Cut out all the pipes except for the horizontal coming out of the wall and start over. You are using fittings inappropriately. I understand that you are offsetting the AAV for the pop-up assembly.
Also the steel braided flex supply lines should be replaced with ordinary steel braided supply's. They fail or activate and need to be reset depending on oyur house pressure or water hammer issues and are just a big pain in the you know what.
The following is a quote from one of our members,
Redwood:
Watts Floodsafe?
Trust me you need to avoid these like the plague!
They are prone to false trips when the pressure is borderline high, they also will not activate for any leak short of a burst hose which considering they are on a No-Burst hose is ridiculous.
The Floodsafe supplies for dishwashers, toilets and faucets also have a weakness where the 3/8" compression connection meets the Floodsafe valve that has on several occasions that I know of has failed causing extensive water damage to a home...
I'm not sure if the icemakers have this weakness but they are also prone to false trips...
For some time I have been posting telling people to avoid Watts Floodsafe supplies for Toilets, Faucets, Icemakers, Dishwashers, and Washing Machines.
I have been posting telling of how I had a customer have one break at the compression connector to the Floodsafe Valve connection point causing a lot of water damage to his home.
The day I did that job I did not have a camera with me to get a picture of the evidence. The Floodsafe Supply was not installed by me as I was already avoiding them because of the nuisance trips that are fairly well known to happen with them. The supply was retained by the customer as evidence.

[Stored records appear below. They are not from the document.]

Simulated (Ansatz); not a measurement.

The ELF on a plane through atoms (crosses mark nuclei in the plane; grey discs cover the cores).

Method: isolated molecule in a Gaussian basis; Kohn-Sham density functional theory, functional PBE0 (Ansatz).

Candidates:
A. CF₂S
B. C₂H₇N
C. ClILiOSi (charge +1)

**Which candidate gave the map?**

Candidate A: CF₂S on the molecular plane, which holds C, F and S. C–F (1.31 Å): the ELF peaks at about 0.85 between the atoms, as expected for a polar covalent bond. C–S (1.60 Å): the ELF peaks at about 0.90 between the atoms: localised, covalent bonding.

Recently a person seeing one of my posts on this connection failure E-Mailed me photo's of the same thing happening at his house. A Watts Floodsafe Dishwasher Supply failed at the same connection that I was talking about. The connector was not over tightened, 1/3 of a turn with the wrench and the compression connector was turning by hand, pressure was 70 PSI. the valve just blew apart on it's own flooding the house and causing about $25K in damage maybe higher if the entire wood floor has to come up or, just the kitchen portion.
In his own words, "I think the valve was poorly manufactured or damaged during manufacture. Like I said before, no freeze, no physical damage I could see. Just blew all by itself. Bury Watts all you want, this product is crap."
Here is a picture of the failed connector. Note how the connection between the compression fitting and the safety valve is where the failure occurred. This left the compression fitting on the stop valve spraying water while the safety valve blew off.